I don't know who is responsible for providing the information within this article, but apparently they haven't read the Brushaber case, if they had, they would have noticed the following language:

"We are of opinion, however, [240 U.S. 1, 11] that the confusion is not inherent, but rather arises from the conclusion that the 16th Amendment provides for a hitherto unknown power of taxation; that is, a power to levy an income tax which, although direct, should not be subject to the regulation of apportionment applicable to all other direct taxes. And the far-reaching effect of this erroneous assumption will be made clear. . ."

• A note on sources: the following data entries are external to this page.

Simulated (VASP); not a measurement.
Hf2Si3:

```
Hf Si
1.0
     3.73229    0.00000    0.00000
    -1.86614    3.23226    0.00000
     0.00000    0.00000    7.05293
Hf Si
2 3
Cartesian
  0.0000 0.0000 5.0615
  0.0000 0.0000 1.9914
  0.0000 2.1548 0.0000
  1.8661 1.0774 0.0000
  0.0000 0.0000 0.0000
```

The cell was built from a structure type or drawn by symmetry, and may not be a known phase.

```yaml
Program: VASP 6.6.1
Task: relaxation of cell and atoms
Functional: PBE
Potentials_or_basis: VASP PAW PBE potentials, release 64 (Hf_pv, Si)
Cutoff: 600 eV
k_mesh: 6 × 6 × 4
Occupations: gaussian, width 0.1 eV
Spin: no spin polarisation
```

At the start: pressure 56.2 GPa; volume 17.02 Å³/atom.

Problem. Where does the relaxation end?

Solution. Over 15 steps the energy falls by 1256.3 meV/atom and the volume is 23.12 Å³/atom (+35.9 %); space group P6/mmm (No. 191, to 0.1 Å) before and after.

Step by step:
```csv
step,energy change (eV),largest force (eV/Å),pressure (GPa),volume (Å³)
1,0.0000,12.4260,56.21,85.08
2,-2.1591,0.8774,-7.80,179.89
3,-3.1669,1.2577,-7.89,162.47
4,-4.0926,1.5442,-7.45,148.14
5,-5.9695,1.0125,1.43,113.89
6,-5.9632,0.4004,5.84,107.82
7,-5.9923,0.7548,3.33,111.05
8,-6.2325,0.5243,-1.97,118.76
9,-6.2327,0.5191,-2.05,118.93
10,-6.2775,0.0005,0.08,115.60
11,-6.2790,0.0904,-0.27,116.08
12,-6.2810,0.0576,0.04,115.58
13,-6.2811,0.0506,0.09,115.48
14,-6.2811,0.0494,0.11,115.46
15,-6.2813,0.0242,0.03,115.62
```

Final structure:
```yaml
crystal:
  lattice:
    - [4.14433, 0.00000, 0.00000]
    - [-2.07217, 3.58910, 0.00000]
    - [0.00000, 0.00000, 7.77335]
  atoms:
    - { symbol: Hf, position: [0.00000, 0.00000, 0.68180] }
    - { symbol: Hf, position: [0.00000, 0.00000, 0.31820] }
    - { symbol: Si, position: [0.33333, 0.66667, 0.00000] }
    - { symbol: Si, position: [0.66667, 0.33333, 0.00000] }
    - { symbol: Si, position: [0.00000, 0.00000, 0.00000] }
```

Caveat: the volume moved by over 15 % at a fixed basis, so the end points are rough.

Notice the Court's language of "erroneous"? Furthermore the "direct tax," unapportioned, was with respect to the source derived. A specific tax with general application. Read the case that you have hyperlinked on your own site.

[edit] Comments -- by Famspear -- on 10 May 2006 edits by Famspear

From Famspear To Flytrapper and all editors

Dear Flytrapper

In your recent edits you don't state what you feel is incorrect about the article as written. I have found no errors in the language that you deleted. I also argue that some of your edits are incorrect, as explained below.

You indicated that the Brushaber case is constantly misunderstood by "those who refer to constitutional adherents as tax protesters." I argue that your statement is incorrect.

First, tax protesters, to the extent they make arguments about the constitutionality of the tax, are generally arguing that the tax is unconstitutional. By definition, tax protester arguments on constitutionality are not only without legal merit, the arguments are also legally frivolous. This is not merely my position or conclusion. The courts have so ruled without exception for the past 30 years. Indeed, the frivolousness of the arguments is what makes them "tax protester arguments."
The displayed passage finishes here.